President Thomas Jefferson, who founded Coast Survey in 1807, commissioned Lewis and Clark’s Corps of Discovery Expedition in 1803, the first American expedition to cross the western portion of the contiguous United States. Today there remains a vast western America territory that is largely unknown and unexplored – the U.S. waters off the coast of Alaska. As a leader in ocean mapping, NOAA Coast Survey launches hydrographic expeditions to discover what lies underneath the waves.
Alaska is one-fifth the size of the contiguous United States, and has more than 33,000 miles of shoreline. In fact, the Alaskan coast comprises 57 percent of the United States’ navigationally significant waters and all of the United States’ Arctic territory. Alaskan and Arctic waters are largely uncharted with modern surveys, and many areas that have soundings were surveyed using early lead line technology from the time of Capt. Cook, before the region was part of the United States. Currently only 4.1 percent of the U.S. maritime Arctic has been charted to modern international navigation standards.
In part, Arctic waters are difficult to survey because of the sheets of sea ice persist throughout the majority of the year. Traditionally, thick ice sheets have restricted the number of vessels that travel in the area. But Arctic ice is declining and sea ice melt forecasts indicate the complete loss of summer sea ice in the Arctic Ocean as early as two or three decades from now, meaning year-round commercial vessel traffic is likely to increase.
Given the vast expanse of ocean to be charted in the U.S. Arctic, Coast Survey determined charting priorities and coordinated activities in the U.S. Arctic Nautical Charting Plan, the third issue of which was released in August 2016. The plan proposes 14 new charts and was created following consultations with maritime interests, the public, and federal, state, and local governments.
In July and August, the crew aboard the NOAA Ship Fairweather is fulfilling a piece of the U.S. Arctic Nautical Charting Plan as they conduct hydrographic surveys in the vicinity of Cape Lisburne and Point Hope, Alaska. Seventy percent of this area has never been surveyed, while the remaining 30 percent has only lesser bottom coverage from single beam surveys conducted in the early 1960s. The data will be used to produce nautical charts that align with Coast Survey’s new rescheming efforts as stated in the National Charting Plan.
The data Coast Survey collects is the first step, as exploration is an iterative process and bathymetric data provides a foundation from which to build. The benefits of surveying extend beyond safe navigation. Accurate seafloor depths are important for forecasting weather, tsunami, and storm surge events that affect local communities. Bathymetric data also informs the discovery of seabed minerals, historic wrecks, and natural resource habitat mapping.

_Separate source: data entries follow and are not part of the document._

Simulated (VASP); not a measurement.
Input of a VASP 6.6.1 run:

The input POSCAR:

As with any new endeavor, there is a balance between exploration, safety, environmental conservation, and commerce. Lt. Bart Buesseler is Coast Survey’s regional navigation manager for Alaska and works directly with Alaskan communities, mariners, and port authorities to communicate local needs, concerns, and requests. As many Native Alaskan coastal communities still rely on subsistence hunting of marine mammals, these changes in ice and vessel traffic create a direct impact to their way of life. With that in mind, Lt. Buesseler works with communities and maritime users to identify the priorities that will best support the needs of an area while still addressing the concerns of the communities. It is through this collaboration that the balance between exploration, safety, conservation, and commerce can be achieved.
The Lewis and Clark expedition aimed to map a new territory, learn about the environment, and find a practical land route through the continent. By conducting hydrographic surveys to collect depth measurements of the ocean – and putting those markings on a nautical chart with other navigation information – Coast Survey leads the way for safe maritime passage in the U.S. Arctic.